Later that same month of our move in I finally reached my goal of " having no less than 20 items" before opening my store, chose a launch date, started the Facebook fan page, and opened my store.

During these first three months we were shown amazing kindness by a woman I met on Ravelry that for all intents and purposes could be considered a stranger. We have never met in person and only spoken via Ravelry forum, Ravelry mail, and eventually Facebook.

After hearing that once again I had gone to the grocery store only to come up so short I was unable to buy food, I received an e-mail via Facebook. She made all of the necessary arrangements to send us money to insure we were able to eat! I would be able to pick it up the next morning at Wal Mart.

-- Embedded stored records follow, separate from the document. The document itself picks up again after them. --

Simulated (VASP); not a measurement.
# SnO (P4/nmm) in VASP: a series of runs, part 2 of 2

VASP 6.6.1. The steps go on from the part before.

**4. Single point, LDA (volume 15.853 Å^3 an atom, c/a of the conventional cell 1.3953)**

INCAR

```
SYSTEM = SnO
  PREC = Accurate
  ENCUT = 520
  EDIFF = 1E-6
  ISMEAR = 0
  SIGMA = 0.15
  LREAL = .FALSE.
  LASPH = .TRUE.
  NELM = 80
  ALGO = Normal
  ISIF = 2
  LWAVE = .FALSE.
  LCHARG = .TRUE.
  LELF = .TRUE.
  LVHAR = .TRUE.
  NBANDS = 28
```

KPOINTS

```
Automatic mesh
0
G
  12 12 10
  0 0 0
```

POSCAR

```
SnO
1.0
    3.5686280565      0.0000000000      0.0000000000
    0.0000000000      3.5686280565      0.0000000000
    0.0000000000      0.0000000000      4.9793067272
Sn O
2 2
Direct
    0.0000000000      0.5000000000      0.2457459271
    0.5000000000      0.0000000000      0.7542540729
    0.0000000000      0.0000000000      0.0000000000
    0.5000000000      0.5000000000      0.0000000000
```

The next morning at Wal Mart I told the employee about what this woman was doing for us and she too could barely believe it.

My husband and I would like to once again thank Charlene of the Savannah Ravel Rousers.[Hypertext links to Ravelry will only work for those of you who have Ravelry accounts] We'd also like to thank Wendy from Dollfoolery who gave us canned and dry goods, sent me a care package for my birthday, and donated a garbage bag full of yarn to help build my store.

On October 24th, 2009 I opened my Etsy shop and on November 23rd, 2009 I opened "the doors" and was ready for business. It's been a really difficult road, at times littered with hate mail from fans of another designer, but for the most part, I have still managed to enjoy it.

So there you have the story of Om Nom Nom. I did my best to compress the details and events as well as keep you (hopefully) mildly entertained.

* While living at my in-laws house I received a bill closing in on $2000 from them. They claimed we broke our lease (ignoring the clause that in an instance like being called back to active duty we were able to leave) and said we should pay no less than another months rent as well as cover their expenses to make the repairs to the house they refused to make before we moved in ($50 of which was for "dirt in basement" - it was a 100 year-old house with a stone basement).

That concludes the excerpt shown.